Information about the Bird Yellow-browed Bulbul
The yellow-browed bulbul (Acritillas indica) is a species of bulbul found in the forests of southern India and Sri Lanka. It is mainly yellow on the underside and olive above with a distinct yellow brow. They are easily located by their loud calls but tend to skulk within foliage below the forest canopy. Three subspecies are recognised within its range and its generic placement has changed over time with some considering it as a sole species in the genus Acritillas.

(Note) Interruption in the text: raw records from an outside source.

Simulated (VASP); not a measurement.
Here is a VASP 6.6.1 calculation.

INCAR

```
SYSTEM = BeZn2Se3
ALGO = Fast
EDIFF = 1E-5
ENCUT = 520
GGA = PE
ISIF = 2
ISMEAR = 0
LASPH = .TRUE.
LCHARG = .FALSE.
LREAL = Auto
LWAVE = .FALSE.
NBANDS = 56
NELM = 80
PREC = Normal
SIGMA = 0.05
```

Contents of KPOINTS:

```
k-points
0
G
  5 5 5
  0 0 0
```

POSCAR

This bulbul is about 20cm (7.9in) long, lacks a crest and has the upperparts olive green with a prominent yellow brow and goggle with the underparts being all yellow. The sexes do not differ in plumage. The bill is black and the iris is reddish brown. The population in the northern Western Ghats (ssp. icterica) is paler yellow than the populations further south (ssp. indica). A somewhat disjunct population is found in the Eastern Ghats. Southwestern Sri Lankan populations (ssp. gugliemi) are greener while the northern populations are included in the nominate subspecies.
The species was first described by T. C. Jerdon on the basis of specimens from the Wynaad region and given the name of Trichophorus indicus in 1839. Strickland described Criniger ictericus on the basis of a specimen that was later identified as being from Mahabaleshwar and this name has been used for the subspecies name given for the populations of the northern Western Ghats (north of Goa). The placement Iole icterica and Iole indica has been used by many works but a study of the genus Iole suggests that this species is exceptional suggesting its removal and placement in the monotypic genus Acritillas erected by Oberholser.
The yellow-browed bulbul has been considered as the wet-zone counterpart of the dry-zone white-browed bulbul. It is found mainly below the forest canopy of the hill forests and plantations in the Western Ghats and Sri Lanka. They also occur in parts of the Eastern Ghats including the Kolli hills, Nallamalas and parts of Tirupathi and Mamandur regions in Andhra Pradesh.
Yellow-browed bulbuls are found in pairs or small groups and call loudly. The calls include a whistle like calls and sharp pick-wick notes. They feed mainly on berries and insects. The breeding season is during the dry spell before the monsoons, mainly January to May. The nest is a cup built in a low fork covered with moss and cobwebs on the outside, giving the appearance of a large White-eye nest, and lined with fine root fibres. The typical clutch is 3 eggs in India and 2 in Sri Lanka. In Silent Valley National Park of India 92.16% of nests (of 153 nests) were having two eggs. Peak breeding in the Silent Valley National Park of Kerala was found in January and February. About a week is taken for building the nest and the eggs are incubated for about 13 days. The eggs are pale pink or white with reddish brown speckling. The eggs hatch synchronously and the nestlings fledge after about 13 days. Nestlings are fed with caterpillars, soft insects and berries.